Artistic illustration of GaSe-graphene device.
(February 20, 2016) The 2D material device designed and fabricated by Aalto University's researchers may prove useful in wearable electronics and sensors.
Graphene has been predicted to revolutionise electronics since Andre Geim and Konstantin Novoselov received the Nobel Prize in physics in 2010 for the breakthrough experiments conducted with the material.
Graphene is a so-called 2D material, that is, it is only one atom thick film. Graphite, which is a well-known material, consists of huge number of graphene layers on top of each other. Despite being ultimately thin, graphene is an excellent conductor of electricity and heat, and it is extremely durable. However, its band gap is zero, which limits its application in some semiconductor applications as it results in low intrinsic on/off ratio. Now Aalto University's researchers have managed to fabricate an electricity-conducting material combination with especially promising properties by merging graphene and another 2D material, gallium selenide. In the semiconductor industry this kind of structure is known as a heterojunction. The results were recently published in the Advanced Materials science journal.
'This is the first time when gallium selenide is used with graphene. This kind of new heterojunctions will be important in future as conventional heterojunctions are already vital part of current semiconductor industry forming the basis for example for lasers and transistors.', explains Juha Riikonen, head of the research group.
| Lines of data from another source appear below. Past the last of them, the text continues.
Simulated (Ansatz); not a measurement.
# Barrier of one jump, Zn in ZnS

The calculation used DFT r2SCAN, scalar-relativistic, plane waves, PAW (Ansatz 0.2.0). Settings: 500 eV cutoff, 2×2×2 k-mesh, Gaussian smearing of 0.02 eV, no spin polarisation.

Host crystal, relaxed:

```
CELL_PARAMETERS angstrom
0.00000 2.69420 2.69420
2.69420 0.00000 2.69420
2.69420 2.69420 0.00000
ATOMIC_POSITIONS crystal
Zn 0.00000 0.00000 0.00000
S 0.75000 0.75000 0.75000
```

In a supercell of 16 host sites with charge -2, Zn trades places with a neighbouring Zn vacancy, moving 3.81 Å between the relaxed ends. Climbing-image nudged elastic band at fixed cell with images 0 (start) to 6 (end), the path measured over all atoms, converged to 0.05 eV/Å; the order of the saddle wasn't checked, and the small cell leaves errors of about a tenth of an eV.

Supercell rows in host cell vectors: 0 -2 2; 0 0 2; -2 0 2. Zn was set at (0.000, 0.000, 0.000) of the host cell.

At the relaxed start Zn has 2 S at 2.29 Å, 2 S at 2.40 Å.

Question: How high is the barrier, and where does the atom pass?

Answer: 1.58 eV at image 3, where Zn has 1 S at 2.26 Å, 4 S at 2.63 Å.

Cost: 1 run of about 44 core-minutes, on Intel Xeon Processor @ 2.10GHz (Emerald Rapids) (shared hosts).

'Because the component is made of 2D materials, it is, in comparison with those containing silicon, extremely thin, approximately one ten-thousandth part of the diameter of a single hair', post-doctoral researcher Wonjae Kim explains.
From research labs to industry
In earlier research, the 2D structures combined with graphene were fabricated manually, layer by layer, which made the process slow, challenging and difficult to scale. The component structure developed by Riikonen, Kim and their colleagues utilized elements from both lateral and vertical device design enabling the use of standard fabrication methods utilized in the semiconductor industry instead of laborious manual fabrication.